But the centerpiece is the copy of
the brothers' original plane. The aircraft is a reproduction as
opposed to a replica, meaning its creators have aimed to adhere to
historical accuracy.
"A hundred years' hindsight is
a valuable thing," Dietrich says. "But our commitment
has been to do exactly what the Wright brothers did, even if in
the present day we know better."
That meant building the plane with
steel, wool and muslin instead of modern-day materials such as
titanium and aluminum, commonly used in replicas.
Construction was led by the Wright
Experience organization in Warrenton, Va., which spent a decade
researching the craft, mostly via century-old photographs.
"Thank goodness they were photographers before they were
aeronautical engineers and pilots," says Ken Hyde, Wright
Experience president. "They took very-good-quality
photographs."
Hyde and his crew also gleaned
details from letters the brothers wrote to family and friends.
Construction took about 2½ years, and the detectivelike tale of
research and fabrication is detailed in a Discovery Channel
documentary tentatively set for next month. The flight simulators,
which replicate the Flyer experience for museum visitors, were
produced by Microsoft and the Experimental Aircraft Association.
The simulators let amateur pilots feel what it was like to operate
the experimental craft above the North Carolina sand dunes chosen
by the brothers for privacy and wind quality.

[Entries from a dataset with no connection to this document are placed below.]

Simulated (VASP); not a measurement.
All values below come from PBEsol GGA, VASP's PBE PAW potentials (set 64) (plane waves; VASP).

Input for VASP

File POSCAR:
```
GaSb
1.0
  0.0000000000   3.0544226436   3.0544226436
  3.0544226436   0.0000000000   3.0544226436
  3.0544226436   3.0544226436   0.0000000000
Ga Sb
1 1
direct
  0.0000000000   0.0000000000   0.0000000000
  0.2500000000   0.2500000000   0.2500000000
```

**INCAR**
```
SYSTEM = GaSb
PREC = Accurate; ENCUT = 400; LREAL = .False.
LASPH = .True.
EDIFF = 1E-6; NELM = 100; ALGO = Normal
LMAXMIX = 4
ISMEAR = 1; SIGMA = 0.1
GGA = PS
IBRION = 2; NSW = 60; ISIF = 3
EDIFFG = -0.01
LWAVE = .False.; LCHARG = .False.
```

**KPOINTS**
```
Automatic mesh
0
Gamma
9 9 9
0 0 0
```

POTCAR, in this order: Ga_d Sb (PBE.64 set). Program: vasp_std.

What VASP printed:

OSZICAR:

Participants lie on their bellies,
using a "hip cradle" to control pitch and yaw. A shove
of the hips in one direction, and the wings turn. The technique
particularly baffles trained pilots.
"They basically have to go
against everything they've learned," says simulator publicist
Rebecca Holmes. "It's really fun to watch people's
expressions as they get off. They're like, 'How did anybody ever
fly this thing?' "
On the other hand, kids ace the
challenge. "They don't have any preconceived notions about
how it's supposed to work," she says. "For them it's a
game."
Many can beat the 12 seconds
achieved by Orville Wright on that historic virgin flight, Holmes
says; one guy with the Wright stuff lasted nearly two minutes.
While the simulators have attracted
lines of people 30 deep, they've been equally popular with
spectators, who gather to cheer on participants. "You'll hear
this group laughter, or clapping, and you'll know that someone
flying was able to pull off a few more seconds (in the air),"
Dietrich says.
Two flights are planned for
December's 100th-anniversary re-creation at Kitty Hawk, one at
10:35 a.m. — the time of the historic trip — and another at 2
p.m.
After its commemorative voyage, the
reproduced Wright Flyer will retire to Greenfield Village, next to
the Henry Ford Museum in Dearborn, Mich.
The reproduction will, in a way,
fulfill a failed effort by Ford, a friend of the Wrights', to
bring the original plane to Dearborn, where he'd persuaded the
brothers to move their bicycle shop and boyhood home.
The original plane remains at the
Smithsonian's National Air and Space Museum in Washington, D.C.